I want to test my website in the real server, and I’m about to deploy it now. I was wondering about security issues, should I upload the files (via sftp) to /var/www/site/public_html as root, or should I create a user for the upload, and set the directory permissions to that user?
Thanks
Although you have accepted an answer here, the information provided is very wrong.
I appreciate that you will already know some of the things I'm going to say here, but since you accepted a very misleading answer there are some gaps in your understanding. Also not everyone reading this may have the same knowledge you do.
Yes, you should be careful with the root account and only use it where you have to. Only use it as it is intended to be used.
What you need is for the files to be readable by the webserver. And on a correctly configured device the webserver does not run as root. If you were to run
ps auxw | grep httpd
or
ps auxw | grep nginx
You would see at least 2 processes running. And actually one of them probably will be owned as root. That's because on the root user can start up a listening socket on a port number below 1024. That's a security thing. But having started the socket, this instance of the webserver then starts another instance of itself (running as a non-privileged user) to actually process requests.
On the box in front of me, I see....
root 20784 0.0 0.0 125116 1552 ? Ss 00:43 0:00 nginx: master process /usr/sbin/nginx -g daemon on; master_process on;
www-data 20785 0.0 0.0 125476 3252 ? S 00:43 0:00 nginx: worker process
www-data 20786 0.0 0.0 125476 3252 ? S 00:43 0:00 nginx: worker process
www-data 20787 0.0 0.0 125476 3252 ? S 00:43 0:00 nginx: worker process
www-data 20788 0.0 0.0 125476 3252 ? S 00:43 0:00 nginx: worker process
root 22579 0.0 0.0 14224 968 pts/1 SN+ 00:43 0:00 grep --color=auto nginx
So your content files need to be readable by the www-data user.
This account has even less privileges than the other account you describe. You can't login with this username. It is the opposite of the root account, it's a system or service account.
So how do you ensure you have the right permissions? You should have a regular account on the target you use to login (if you can ssh in or scp/sftp using the root account then your security is bad and should be fixed). Let's call this account auser. Once you have a shell on the system, then you should have the ability to become root via 'su' or 'sudo'. You can also transfer files using this account via sftp and scp (because you know that ftp is bad and have made sure there is no ftp server running on your host).
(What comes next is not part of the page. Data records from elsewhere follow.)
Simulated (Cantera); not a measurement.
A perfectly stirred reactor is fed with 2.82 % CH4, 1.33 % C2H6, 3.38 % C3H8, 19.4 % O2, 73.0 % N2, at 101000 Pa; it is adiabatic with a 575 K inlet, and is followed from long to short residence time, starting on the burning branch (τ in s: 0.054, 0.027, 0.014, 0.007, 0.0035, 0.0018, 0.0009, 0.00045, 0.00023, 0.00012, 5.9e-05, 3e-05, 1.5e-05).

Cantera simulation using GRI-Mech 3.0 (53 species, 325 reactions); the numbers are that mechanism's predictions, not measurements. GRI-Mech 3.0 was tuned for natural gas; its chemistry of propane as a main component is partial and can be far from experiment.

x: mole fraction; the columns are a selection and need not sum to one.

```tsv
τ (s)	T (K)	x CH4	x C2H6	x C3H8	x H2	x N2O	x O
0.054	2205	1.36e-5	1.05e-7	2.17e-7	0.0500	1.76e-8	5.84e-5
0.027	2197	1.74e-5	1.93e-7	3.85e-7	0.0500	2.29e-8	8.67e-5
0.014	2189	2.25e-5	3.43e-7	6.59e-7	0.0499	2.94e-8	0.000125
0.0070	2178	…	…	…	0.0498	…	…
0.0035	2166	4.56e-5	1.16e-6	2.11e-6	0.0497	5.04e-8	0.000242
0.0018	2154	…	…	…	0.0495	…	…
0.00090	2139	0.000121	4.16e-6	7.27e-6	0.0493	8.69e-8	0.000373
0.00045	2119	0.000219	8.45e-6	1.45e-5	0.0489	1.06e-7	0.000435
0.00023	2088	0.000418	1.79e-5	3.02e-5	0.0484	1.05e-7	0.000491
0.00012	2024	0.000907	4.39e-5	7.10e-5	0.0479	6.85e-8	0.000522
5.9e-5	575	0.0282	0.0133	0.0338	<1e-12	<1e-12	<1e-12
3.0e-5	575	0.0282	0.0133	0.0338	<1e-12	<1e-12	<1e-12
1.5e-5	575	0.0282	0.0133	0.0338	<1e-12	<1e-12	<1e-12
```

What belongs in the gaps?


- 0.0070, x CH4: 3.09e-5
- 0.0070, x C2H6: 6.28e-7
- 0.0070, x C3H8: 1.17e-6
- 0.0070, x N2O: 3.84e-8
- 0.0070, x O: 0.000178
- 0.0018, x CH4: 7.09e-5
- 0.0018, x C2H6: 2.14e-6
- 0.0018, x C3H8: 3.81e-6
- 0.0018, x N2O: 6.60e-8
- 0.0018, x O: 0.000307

But this normal user account won't have permission to write to the directory containing the content (usually /var/www/html). So your first step in setting up the permissions is to change the ownership of this file to auser - and only root can do that. So...
sudo chown -R auser /var/www/html
Now /var/www/html should look something like this....
drwxr-xr-x 14 auser root 4096 Apr 5 19:52 /var/www/html
Looking at that first string of letters, the d means it is a directory, the rwx are the permissions for the owning user (read write and execute - but execute means something a bit weird for a directory - if a user should have any access to the directory then they need the execute permission). The first r-x indicates that the group has read and execute but not write. The second r-x means that every other account on the system (including www-data) has read and execute permissions on the directory.
The usual config for PHP, Python and Perl are that these are run as the webserver user (www-data). They do not need the executable permission bit set because they are not binaries (it would be required for pre-compiled languages like C and Go). There are models where the active content runs as different user than the webserver exist but are very rare and do not apply to your case.
But the default configuration on most Linux systems is to create files as ?rwx???--- (where the '?' represents stuff we're not that interested in. i.e. the "all other users" (or just "other" for short) don't get any permissions. And www-data can't read your files or cd into your directories. You could make sure you run....
chmod -R go+r /var/www/html
find /var/www/html -type d -exec chmod go+x {} \;
to fix this, but it's easier to just amend the config of your sshd to set the permissions appropriately. Typically you should be looking for the sftpserver definition in /etc/ssh/sshd_config and append '-u 002':
Subsystem sftp /usr/lib/openssh/sftp-server -u 002
Subsequently all transferred files will be -rw?rw?r-- and directories will be drwxrwxr-x
Yes, you could transfer the files as root / have the files owned by root and that does not compromise the security of your host. But allowing root to connect over ssh does compromise the security. That's why your sshd requires you to explicitly permit this to allow for edge cases - your sshd_config should contain...
PermitRootLogin No
Things get slightly more complicated when you need to allow multiple users to manage files. But we don't need to cover that now.
You will see mention on the the internet of chmod 0777
which gives everyone all permissions - never ever do this. Permissions are there to allow you to selectively share access.
So....
the root account is used to setup the initial permissions for a normal login account to control the files.
The webserver user should only have enough permissions to serve up the content (read-only).
Use a normal user account for managing files.